Cilla – Review – Leeds Grand Theatre
By Sandra Callard, October 2018
Loosely based on the television drama production of Cilla in 2014, the story of the rise to fame of singer, Cilla Black, ‘this’ Cilla is an ear-bashing musical story of an ordinary Liverpudlian girl’s phenomenal career in the Swinging Sixties. It is set in the glory days of the emerging Mersey Sound in Liverpool, the city that gave the world The Beatles, and gave England Cilla Black.
Cilla had a unique and instantly recognisable voice which is almost impossible for other singers to replicate. Kara Lily Hayworth is a beautiful singer in her own right, and sings the famous songs with panache and power, but never approaches the distinctive and overwhelmingly unique sound of the original. Neither does she convey the warmth and personality that made Cilla a household name, although the growing and lasting love between Cilla and Bobby Willis is nicely shown.
I liked the performance of Alexander Patmore as Bobby, as he fights to keep Cilla when her burgeoning career drives them apart. He shows understanding and a naked love for Cilla as their paths diverge, and is rewarded with a marriage that lasted a lifetime.
“Tangle of emotions”
The man who discovered The Beatles and Cilla Black, Brian Epstein, is startlingly miscast by able and well-respected actor Andrew Lancel, a man who may not be a household name but whose face is easily recognisable through his vast repertoire of acting roles. Lancel’s voice is not naturally cultured, as was Epstein’s, and his painful attempt to effect such an accent is difficult to watch. Epstein’s diffident and kindly approach to his stars is caught by Lancel in a more realistic way, and his tangle of emotions as he tries to live his life in the days prior to homosexual freedom is sensitively portrayed.
Kenwright’s production is heavy on loud music and dancing, which often overpowers the singing voices of the cast and is only saved by the wonderful songs of the period; Cilla’s blistering first number one hit, ‘Anyone Who Had a Heart’, ‘You’re My World’, ‘Step Inside Love’ and ‘Alfie’ to name but a few. The catalogue of songs is outstanding, and Hayworth’s singing of the early numbers performed in The Cavern Club, such as ‘Some Other Guy’ and ‘Zip-a-dee-Doo Dah’ is excellent.
“Energy and talent”
The Beatles were contemporaries of Cilla and she performed many times with them at the Cavern. The Fab Four are realistically portrayed, and the famous characters of the Sixties appear constantly. Gerry Marsden, Danny La Rue, George Martin and Burt Bacharach stir the memories as they make their appearances throughout Cilla’s rise to fame.

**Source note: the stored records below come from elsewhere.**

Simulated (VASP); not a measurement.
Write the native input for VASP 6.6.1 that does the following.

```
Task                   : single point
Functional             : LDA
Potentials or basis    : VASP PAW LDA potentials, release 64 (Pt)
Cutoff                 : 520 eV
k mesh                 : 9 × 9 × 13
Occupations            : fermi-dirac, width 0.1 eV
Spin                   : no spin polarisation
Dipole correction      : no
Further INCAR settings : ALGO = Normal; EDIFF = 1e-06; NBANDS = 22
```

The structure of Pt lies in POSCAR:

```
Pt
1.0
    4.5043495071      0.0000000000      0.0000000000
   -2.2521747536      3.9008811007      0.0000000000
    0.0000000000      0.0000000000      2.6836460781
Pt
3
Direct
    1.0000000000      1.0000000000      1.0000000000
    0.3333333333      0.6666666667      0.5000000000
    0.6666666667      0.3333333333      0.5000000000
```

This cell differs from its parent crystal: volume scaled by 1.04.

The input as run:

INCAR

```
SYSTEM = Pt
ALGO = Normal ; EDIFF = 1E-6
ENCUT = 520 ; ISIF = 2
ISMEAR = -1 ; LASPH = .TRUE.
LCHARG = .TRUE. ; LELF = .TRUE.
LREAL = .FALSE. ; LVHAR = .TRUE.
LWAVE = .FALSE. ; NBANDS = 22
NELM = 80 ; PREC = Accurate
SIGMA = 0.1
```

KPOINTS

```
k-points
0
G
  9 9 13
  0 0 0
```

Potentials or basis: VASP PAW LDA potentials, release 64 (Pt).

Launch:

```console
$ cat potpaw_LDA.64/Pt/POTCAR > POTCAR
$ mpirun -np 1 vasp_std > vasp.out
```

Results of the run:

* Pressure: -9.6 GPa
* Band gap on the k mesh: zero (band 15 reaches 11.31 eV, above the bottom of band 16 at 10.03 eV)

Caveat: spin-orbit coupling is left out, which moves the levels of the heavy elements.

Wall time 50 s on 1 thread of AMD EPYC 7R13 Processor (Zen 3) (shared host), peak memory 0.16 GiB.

Cilla is a melange of remembrance, sentimentality and fun for those of us who remember the Swinging Sixties, but the theatre audience was not short of younger people to whom the Sixties is long ago history. The show is a tribute to a talented and much loved performer and, whilst chaotic in parts, does impart the energy and talent of a city not yet risen from its war damage. The Mersey Sound brought Liverpool to life again, and the show, whilst not perfect, does show that energy encapsulated in a single ordinary, and yet extraordinary, person.